This is an archive of the discontinued LLVM Phabricator instance.

DAG: Allow targets to override stack temp alignment
Needs ReviewPublic

Authored by arsenm on Jan 19 2017, 2:29 PM.
This revision needs review, but all specified reviewers are disabled or inactive.

Details

Reviewers
tstellarAMD
Summary

AMDGPU doesn't want/need stack alignment > 4 ever. The
DataLayout's preferred alignment cannot be lower than the ABI
required alignment, which defaults to the type size. For
stack temporaries the ABI alignment constraints do not matter,
so request align 4 in all cases to save space.

This will mitigate regressing the stack usage of every program
in a future commit.

Diff Detail

Event Timeline

arsenm created this revision.Jan 19 2017, 2:29 PM

The DataLayout's preferred alignment cannot be lower than the ABI required alignment, which defaults to the type size

Why not change that?

The DataLayout's preferred alignment cannot be lower than the ABI required alignment, which defaults to the type size

Why not change that?

I thought about that, but it seems like a risky, IR breaking change. I assume most places using this are using this to get a bigger alignment than required and assuming it is a legal ABI alignment. In codegen there is more freedom to decide what the ABI really means. I can try changing this and see what breaks.

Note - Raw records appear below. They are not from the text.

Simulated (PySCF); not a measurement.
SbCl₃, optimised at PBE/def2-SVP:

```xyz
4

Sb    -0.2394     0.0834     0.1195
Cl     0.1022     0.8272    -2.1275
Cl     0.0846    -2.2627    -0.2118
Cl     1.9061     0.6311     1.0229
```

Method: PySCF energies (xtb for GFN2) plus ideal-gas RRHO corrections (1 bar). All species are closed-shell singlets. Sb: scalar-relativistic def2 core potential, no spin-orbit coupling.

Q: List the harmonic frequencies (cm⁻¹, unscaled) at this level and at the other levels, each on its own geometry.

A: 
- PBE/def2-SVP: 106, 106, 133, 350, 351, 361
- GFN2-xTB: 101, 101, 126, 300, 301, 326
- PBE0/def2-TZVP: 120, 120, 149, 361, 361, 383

The DataLayout's preferred alignment cannot be lower than the ABI required alignment, which defaults to the type size

Why not change that?

I thought about that, but it seems like a risky, IR breaking change. I assume most places using this are using this to get a bigger alignment than required and assuming it is a legal ABI alignment. In codegen there is more freedom to decide what the ABI really means. I can try changing this and see what breaks.

Another issue is this would also vary per address space to some degree. For AMDGPU we would like 8 byte alignment, but only in addrspace(3)

The DataLayout's preferred alignment cannot be lower than the ABI required alignment, which defaults to the type size

Why not change that?

I thought about that, but it seems like a risky, IR breaking change. I assume most places using this are using this to get a bigger alignment than required and assuming it is a legal ABI alignment. In codegen there is more freedom to decide what the ABI really means. I can try changing this and see what breaks.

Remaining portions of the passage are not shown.